A Sorting Circuit in Digital Logic Design

J

Johnathan Coll

Guest
Hello;

I am trying to implement a Linear Array Sort that takes in 10 8-bit
inputs serially and outputs the inputs in increasing order. I figured
out that Bubble Sort is the easiest kind of sort that can be
implemented in hardware.

The first step to implement this Linear Array Sorter was to read in the
inputs. I used a Modulo 10 counter to read in the inputs from the user.
Now how can I continue from here? I thought that using a 1-bit
comparator (1-bit slicing) can work. But I then realized that I need
buffers and other counters for further implementaion. Please, any
ideas? I would really appreciate your help.

Thanks.
 
The author of this answer assumes this is not a homework assignment and
thus added comments between the lines.

The first step to implement this Linear Array Sorter was to read in the
inputs. I used a Modulo 10 counter to read in the inputs from the user.
Why do you use a mod-10 counter?

Now how can I continue from here? I thought that using a 1-bit
comparator (1-bit slicing) can work.
1-bit comparator can do 2 different comparisons in the same time, in
one clock cycle.
But you have 10 different values to be compared. How can you implement
this hardware?

But I then realized that I need buffers and other counters for further implementaion.
Please, any ideas? I would really appreciate your help.
You took Bubble Sort as start point. How is the computation complexity
of this algorithm?
Describe the complexity proportional in size of RAM consumption and
time consumption.
Define the worst case and try to implement the hardware that meets this
worst case.

The questions have been asked knowingly to give you another aspect to
think about.

Utku.
 
I am an unemployed VLSI technician. VLSI is not
common in Florida. I was inspired to come up with such a project while
browsing IEEEXPLORE, that's why I did not give you enough details. The
thing is that I first want to implement this Linear Array Sorter using
Altera i.e. as a digital design project and then generate the VLSI
layouts using magic. I just thought that this is an interesting topic
to start in this google group. If you find it hard to help, it is OK. I

am sure that I will eventually figure it out on my own, but I would
love to hear the suggestions of other professionals.

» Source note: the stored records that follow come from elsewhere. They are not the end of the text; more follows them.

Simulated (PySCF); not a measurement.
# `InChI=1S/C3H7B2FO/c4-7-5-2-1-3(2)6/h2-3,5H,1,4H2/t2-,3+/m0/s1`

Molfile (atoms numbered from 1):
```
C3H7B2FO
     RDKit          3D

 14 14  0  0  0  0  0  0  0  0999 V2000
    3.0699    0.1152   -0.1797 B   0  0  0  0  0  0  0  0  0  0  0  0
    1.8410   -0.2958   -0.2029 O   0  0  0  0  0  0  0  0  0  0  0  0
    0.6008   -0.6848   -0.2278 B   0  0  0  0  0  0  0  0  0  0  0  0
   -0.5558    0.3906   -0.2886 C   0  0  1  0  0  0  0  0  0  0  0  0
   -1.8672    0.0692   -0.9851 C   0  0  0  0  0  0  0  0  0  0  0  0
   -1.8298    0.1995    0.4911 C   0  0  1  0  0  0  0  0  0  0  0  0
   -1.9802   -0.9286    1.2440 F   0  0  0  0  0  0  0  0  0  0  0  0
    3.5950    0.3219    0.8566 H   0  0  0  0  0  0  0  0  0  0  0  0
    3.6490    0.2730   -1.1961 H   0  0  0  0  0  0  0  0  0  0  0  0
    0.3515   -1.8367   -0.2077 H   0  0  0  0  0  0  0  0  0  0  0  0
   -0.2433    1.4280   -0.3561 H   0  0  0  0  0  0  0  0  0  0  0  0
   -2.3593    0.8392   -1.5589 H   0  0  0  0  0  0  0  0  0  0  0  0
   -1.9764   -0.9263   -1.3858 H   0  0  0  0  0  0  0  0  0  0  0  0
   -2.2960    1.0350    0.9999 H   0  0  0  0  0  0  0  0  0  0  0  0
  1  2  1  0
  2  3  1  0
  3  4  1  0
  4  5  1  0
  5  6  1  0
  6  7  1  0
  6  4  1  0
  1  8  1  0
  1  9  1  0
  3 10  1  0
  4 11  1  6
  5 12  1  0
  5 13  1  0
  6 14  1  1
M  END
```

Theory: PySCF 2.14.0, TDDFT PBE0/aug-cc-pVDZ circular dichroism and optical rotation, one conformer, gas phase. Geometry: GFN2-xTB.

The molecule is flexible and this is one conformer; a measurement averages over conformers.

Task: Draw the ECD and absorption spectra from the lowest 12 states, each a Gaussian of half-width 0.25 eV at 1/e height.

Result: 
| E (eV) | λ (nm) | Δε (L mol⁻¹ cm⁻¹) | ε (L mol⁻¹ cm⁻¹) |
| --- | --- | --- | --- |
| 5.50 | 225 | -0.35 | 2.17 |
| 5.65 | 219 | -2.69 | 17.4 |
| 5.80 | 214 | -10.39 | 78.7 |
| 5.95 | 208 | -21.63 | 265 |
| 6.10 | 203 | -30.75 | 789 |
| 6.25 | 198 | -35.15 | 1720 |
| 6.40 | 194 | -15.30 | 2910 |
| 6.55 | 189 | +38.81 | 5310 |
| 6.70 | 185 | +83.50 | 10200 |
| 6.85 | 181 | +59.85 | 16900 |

Going into details, let us say that I need to sort 10 8-bit numbers
that are entered serially. I do not want to use FPGA nor RAM nor VHDL.
I just want to start from scratch. Since it is a personal project, I
decided to read in all the 10 inputs from the user serially and save
them in registers. Then, what do you suggest the second step would be?
I usually use 1-bit slicing in all of my designs. It is like my blue
print. I will use 1-bit comparator to compare the Most Significant bits
and then swap, or move on ... !!???? Do you have any other chemes in
mind?


Thanks guys for your patience.
 
Johnathan Coll wrote:
I am an unemployed VLSI technician. VLSI is not
common in Florida. I was inspired to come up with such a project while
browsing IEEEXPLORE, that's why I did not give you enough details. The
thing is that I first want to implement this Linear Array Sorter using
Altera i.e. as a digital design project and then generate the VLSI
layouts using magic. I just thought that this is an interesting topic
to start in this google group. If you find it hard to help, it is OK. I

am sure that I will eventually figure it out on my own, but I would
love to hear the suggestions of other professionals.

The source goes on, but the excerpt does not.